Rebuilding a Kubernetes Node
When I created my Kubernetes cluster, initially, I had (naively) partitioned the 1TB disk on each node into several areas for root, home, and logs. What I found out later, was that the log area wasn’t necessarily large enough, so I was running into some issues with disk space.

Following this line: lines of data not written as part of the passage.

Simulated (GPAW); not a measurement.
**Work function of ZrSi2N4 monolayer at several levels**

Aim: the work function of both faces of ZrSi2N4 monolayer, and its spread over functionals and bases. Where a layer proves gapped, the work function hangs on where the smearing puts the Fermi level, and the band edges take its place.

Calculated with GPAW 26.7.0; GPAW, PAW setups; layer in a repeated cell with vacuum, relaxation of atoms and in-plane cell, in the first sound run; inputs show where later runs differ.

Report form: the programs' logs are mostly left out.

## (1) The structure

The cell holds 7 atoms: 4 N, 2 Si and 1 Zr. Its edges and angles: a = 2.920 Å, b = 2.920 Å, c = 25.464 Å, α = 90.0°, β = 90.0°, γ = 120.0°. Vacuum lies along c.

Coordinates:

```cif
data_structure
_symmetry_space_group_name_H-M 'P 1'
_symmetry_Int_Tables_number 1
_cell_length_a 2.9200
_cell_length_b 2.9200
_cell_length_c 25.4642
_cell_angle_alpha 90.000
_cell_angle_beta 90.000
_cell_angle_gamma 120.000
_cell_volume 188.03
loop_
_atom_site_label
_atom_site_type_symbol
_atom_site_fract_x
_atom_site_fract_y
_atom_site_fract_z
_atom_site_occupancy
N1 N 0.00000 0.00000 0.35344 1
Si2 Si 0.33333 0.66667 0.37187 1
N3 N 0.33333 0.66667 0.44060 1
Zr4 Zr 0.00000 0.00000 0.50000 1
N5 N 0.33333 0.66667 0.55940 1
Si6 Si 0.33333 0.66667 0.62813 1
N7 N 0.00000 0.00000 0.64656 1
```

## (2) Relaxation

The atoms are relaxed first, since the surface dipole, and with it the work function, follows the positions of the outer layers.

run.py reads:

I decided that I would, at a later time, re-image these nodes. Well, that time is now. I have eight nodes, of which five have these multiple partition drives. Three are worker nodes and two are control plane nodes.
Prep Work
Before doing anything, I made backups of the Postgres databases I had in the cluster for my apps by exporting the databases. I have a script for each app that does this. For example:
cat > exec-init-db-pod <<'EOT'
kubectl exec -it -n viewmaster `kubectl get pod -n viewmaster -l tier=postgres | cut -f1 -d" " | tail -1` -- /bin/bash
EOT
chmod +x exec-init-db-pod
This gets me into the database pod for an app I have in the namespace ‘viewmaster’. I then create a backup:
pg_dump -U <DB_USERNAME> -W -F t <DB_NAME> > viewmasterdb.tar
Entering the database password, when prompted. I exit and then run this command from my Mac to pull down the backup:
cat > move-backup <<'EOT':
kubectl cp -n viewmaster `kubectl get pod -n viewmaster -l tier=postgres | cut -f1 -d" " | tail -1`:viewmasterdb.tar "viewmasterdb-${TIMESTAMP}.tar"
EOT
chmod +x move-backup
With Longhorn running in my cluster, I had also set it up to do periodic snapshots of the volumes, so hopefully, I’ve got everything I need, incase things go South (one never really knows, until something bad happens and the cluster has to be rebuilt).
Worker Nodes
Figuring I would tackle these first as they would be easier, I started with the node ‘cypher’, and then did ‘niobe’ and ‘mouse’ together, as most operations are using kubespray commands, and I can specify more than one node.
Node Removal
I read that one would typically cordon the node (to prevent pods from being scheduled on it), and then drain the node (to remove pods that are running on the node and have them run elsewhere). Kubespray has a playbook to remove a node, and it appears to do the draining, so with ‘cypher’, I did a ‘kubectl cordon cypher’, before running the playbook. With the other two nodes, I just ran the playbook and it was fine. Here are the steps I did…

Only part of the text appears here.